Clay I didn't wedge properly?
Badly made brick?
It's used for a purpose in England.
Only in England?
Used NOW in England?
Will have to ask Derek tomorrow. Ggggrrrrrr............. I get angry with myself if I don't solve puzzles quickly and by myself!!!
A counter weight? But for what?
Oh well. Happy 4th July to you. Just turned midnight here.
If no one solves the puzzle before we wake up, I'll show Derek the pic.
they don't use it daily, only on special occasions.
Curioser and curiouser...??
Good Night now!
it'll probably come to you in your sleep. :-)
Hummmmm, I have no clue but I'll have to come back tomorrow to see the answer!
To drown witches cats? Tie a rope around it's neck then attach it to the rings on the sides? Definitely a brick that looks like it's been under water. Only on special occasions... hmmmm, something to do with Guy Fawkes day perhaps?
It's called The Stone Of Scone or The Stone Of Destiny.
It is placed beneath the coronation chair during a coronation.

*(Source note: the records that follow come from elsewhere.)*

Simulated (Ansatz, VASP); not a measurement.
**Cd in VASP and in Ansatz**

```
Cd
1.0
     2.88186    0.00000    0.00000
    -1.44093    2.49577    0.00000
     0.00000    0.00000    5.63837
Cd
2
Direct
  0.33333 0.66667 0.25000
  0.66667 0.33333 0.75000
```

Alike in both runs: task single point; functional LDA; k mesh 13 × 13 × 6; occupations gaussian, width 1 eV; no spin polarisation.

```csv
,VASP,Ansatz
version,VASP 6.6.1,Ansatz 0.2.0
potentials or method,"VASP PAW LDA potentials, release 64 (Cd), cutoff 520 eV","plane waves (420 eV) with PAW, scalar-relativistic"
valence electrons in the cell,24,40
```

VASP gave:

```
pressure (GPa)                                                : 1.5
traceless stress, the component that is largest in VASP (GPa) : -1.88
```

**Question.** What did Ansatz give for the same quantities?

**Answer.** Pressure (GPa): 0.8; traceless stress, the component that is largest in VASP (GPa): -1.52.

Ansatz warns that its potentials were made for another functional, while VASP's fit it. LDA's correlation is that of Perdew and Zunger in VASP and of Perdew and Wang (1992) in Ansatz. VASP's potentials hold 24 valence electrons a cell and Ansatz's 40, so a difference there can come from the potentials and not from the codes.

In 1296, the stone was captured by Edward I as spoils of war and taken to Westminster Abbey, where it was fitted into a wooden chair—known as King Edward's Chair—on which most subsequent English sovereigns have been crowned. Edward I sought to claim his status as the "Lord Paramount" of Scotland, with the right to oversee its King.
Stone of Scone - Wikipedia
It weighs 335 pounds
I asked my husband last night and he said he thought it had something to do with coronation in England but then he didn't know what it was...he suggested the Blarney Stone. I told him that is in IRELAND.
Oh well, I will tell him he was really close.